In our third ‘Big Issue’ for 2018, we’re looking at how do we make things work better. Call it change, innovation, design thinking, service design or customer experience. And who is responsible for making things work better?
I was recently fortunate enough to be a delegate on a trade mission with Design Singapore to London. Our focus was on ‘Service Design’.
My first point: There appears to be a lot of terminologies flying about that mean the same thing; how do we make things work better?
My second point: Who should be responsible for making things work better?
What follows are some observations around the subject.
1. Who should be responsible for making things work better?

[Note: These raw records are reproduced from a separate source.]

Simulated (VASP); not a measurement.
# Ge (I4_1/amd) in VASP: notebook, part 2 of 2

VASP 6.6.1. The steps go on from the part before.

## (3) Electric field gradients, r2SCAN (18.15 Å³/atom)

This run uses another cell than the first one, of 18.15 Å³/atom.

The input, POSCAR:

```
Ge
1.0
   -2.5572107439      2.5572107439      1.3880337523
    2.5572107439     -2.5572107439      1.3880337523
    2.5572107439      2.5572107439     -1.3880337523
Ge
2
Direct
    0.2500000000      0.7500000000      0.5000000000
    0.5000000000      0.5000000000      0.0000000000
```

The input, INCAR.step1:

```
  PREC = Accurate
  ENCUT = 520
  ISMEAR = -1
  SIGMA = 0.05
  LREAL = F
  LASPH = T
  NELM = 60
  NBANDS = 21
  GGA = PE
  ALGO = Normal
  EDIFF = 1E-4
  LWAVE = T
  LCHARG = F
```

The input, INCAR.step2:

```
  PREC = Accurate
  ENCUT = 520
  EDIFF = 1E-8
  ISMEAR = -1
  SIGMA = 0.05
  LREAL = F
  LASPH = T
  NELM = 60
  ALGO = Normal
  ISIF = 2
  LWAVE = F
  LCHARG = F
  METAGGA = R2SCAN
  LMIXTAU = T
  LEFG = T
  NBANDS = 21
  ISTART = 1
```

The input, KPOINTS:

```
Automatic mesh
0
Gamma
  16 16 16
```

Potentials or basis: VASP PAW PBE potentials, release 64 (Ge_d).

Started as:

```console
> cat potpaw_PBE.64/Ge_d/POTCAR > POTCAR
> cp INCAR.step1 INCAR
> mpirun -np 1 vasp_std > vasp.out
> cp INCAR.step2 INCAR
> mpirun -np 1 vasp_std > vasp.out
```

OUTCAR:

Over the years C-Suite titles have alluded to those responsible for the job of making things work better:
– CTO (Technology circa 1960’s)
– CEO (Executive circa 1970’s)
– COO (Operations circa 1980’s)
– CFO (Financial circa 1980’s)
– CIO (Information circa 1980’s)
– CINO (Innovation circa 1990’s)
– CBO (Brand circa 2000’s)
– CDI (Digital circa 2010’s)
– CXO (Experience circa 2010’s)
As the focus of different business sectors is very diverse, the blurring of job titles can be forgiven but from the array of C-Suite titles, we would suggest that the job of making things better starts with the CEO. The COO is next in line as they define the strategic direction and empower people for whatever project is at hand.
Change and innovation need to start at the top, the CEO needs to endorse change and align his or her colleagues. If the CEO does not fully endorse change, you can start to plot the gradual decline of the business.
2. Why bother hiring change consultants?
We’ve heard the arguments that the responsibility for the strategic direction of a business should be driven by the C-Suite; that’s why they’re paid the big bucks – right? We wouldn’t suggest that C-Suite executives don’t know where business is going or which new technologies are relevant. Most CEOs realize they need to empower their employees and gain customer insights to enable their businesses to adopt or adapt technologies to give them a competitive advantage. That’s where C-Suite executives need to create the stage for innovation and that usually means letting go. This is a great opportunity for co-creation between business, customers and innovation partners.
3. Change is a great opportunity to collaborate & grow.
Sounds philosophical, doesn’t it? One observation from the UK was how often change consultants were given problem statements and not specific briefs.
If you’re given a problem statement, a few interesting things happen. Clients, consultants, creatives and customers can collaborate to define the objectives, that address the problem statement. This helps break down the client-supplier relationship and allows ideas to flourish. It also means that the team from the client side can start thinking of the most effective ways to get their colleagues to adopt any new ideas.
Hopefully, this also stops consultants leaving PowerPoint decks behind, with the hope that the client will somehow change their business by a process of osmosis.
In summary, it’s time we collaborate more.